My husband and I have friends who enjoy many of the same activities as we do—golfing, hiking, bike riding. Part of the enjoyment for them is incorporating endurance. Why use a cart when you can walk the golf course? Why not hike the difficult trail rather than the moderate? Why not bike for four hours rather than two?
There is absolutely nothing wrong with this. What I have found, though, is that it is not for me.
When an activity becomes nothing more than endurance, when my focus is simply on finishing it because that’s all I have energy for, then I don’t enjoy it anymore.
I would rather use a golf cart and have energy to focus on my swing and my score. I would rather take the moderate hiking trail and be able to enjoy the nature around me rather than struggle just to get back to the trailhead. I would rather bike for a shorter period of time and enjoy every moment than to focus on nothing but pushing the pedals. (Having said that, there are times when I go for endurance rather than enjoyment. When I exercise, usually using the rowing machine and treadmill, I go for endurance. I don’t like it, but I need to do it for health reasons.)
There is nothing wrong with our friends enjoying activities for the endurance aspect. And, there is nothing wrong with me not enjoying activities when they become nothing but endurance. (My husband is somewhere in the middle.)

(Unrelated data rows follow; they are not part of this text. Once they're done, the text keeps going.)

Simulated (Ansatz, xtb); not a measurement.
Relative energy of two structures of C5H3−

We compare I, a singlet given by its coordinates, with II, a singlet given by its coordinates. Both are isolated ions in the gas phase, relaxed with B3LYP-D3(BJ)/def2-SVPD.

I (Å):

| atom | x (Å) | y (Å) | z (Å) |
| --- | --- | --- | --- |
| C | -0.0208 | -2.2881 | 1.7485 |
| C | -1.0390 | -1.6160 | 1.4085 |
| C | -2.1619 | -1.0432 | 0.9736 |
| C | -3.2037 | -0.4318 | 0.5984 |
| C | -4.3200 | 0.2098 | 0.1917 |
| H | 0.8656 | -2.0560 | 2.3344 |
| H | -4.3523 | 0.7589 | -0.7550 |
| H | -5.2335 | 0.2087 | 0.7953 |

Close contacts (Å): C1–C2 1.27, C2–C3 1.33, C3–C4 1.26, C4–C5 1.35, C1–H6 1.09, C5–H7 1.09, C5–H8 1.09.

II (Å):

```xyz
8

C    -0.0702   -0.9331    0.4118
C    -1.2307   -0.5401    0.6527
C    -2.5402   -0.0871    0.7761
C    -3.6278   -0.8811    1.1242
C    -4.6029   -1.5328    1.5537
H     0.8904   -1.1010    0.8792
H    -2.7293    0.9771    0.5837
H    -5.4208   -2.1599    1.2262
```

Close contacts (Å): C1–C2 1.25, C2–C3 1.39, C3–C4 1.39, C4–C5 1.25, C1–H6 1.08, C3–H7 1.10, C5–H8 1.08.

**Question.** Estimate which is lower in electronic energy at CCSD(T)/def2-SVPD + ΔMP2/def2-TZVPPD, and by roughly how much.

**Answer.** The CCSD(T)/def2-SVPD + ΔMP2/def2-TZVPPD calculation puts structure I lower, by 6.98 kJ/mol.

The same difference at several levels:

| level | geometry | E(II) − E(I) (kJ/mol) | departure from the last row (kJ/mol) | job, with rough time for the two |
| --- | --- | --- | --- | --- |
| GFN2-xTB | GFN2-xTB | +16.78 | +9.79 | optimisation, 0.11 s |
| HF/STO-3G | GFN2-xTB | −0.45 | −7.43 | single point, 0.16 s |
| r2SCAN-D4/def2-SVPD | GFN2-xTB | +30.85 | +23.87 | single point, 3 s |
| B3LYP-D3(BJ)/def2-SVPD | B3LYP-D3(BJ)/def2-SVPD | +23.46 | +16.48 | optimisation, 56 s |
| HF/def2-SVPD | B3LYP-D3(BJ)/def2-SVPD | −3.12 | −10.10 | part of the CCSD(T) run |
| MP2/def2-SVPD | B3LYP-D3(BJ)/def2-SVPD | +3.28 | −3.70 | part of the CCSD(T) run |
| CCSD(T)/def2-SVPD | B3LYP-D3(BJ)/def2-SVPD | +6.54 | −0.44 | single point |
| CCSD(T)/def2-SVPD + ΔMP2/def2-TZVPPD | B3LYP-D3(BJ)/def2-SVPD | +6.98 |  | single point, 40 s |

This can be true in other aspects of life besides recreational activities. Do feel sometimes that your career, your life, is an endurance race? That you have to keep going faster and doing more just to make it across the “finish line?” If so, and you enjoy it, then that’s great. If you don’t enjoy it, that’s great, too. And it’s okay to find a way to slow down and enjoy what you do, to enjoy your life.
We all have to determine what we enjoy. Maybe endurance is part of it. Maybe it’s not. Both are fine. Find a way to do what you enjoy.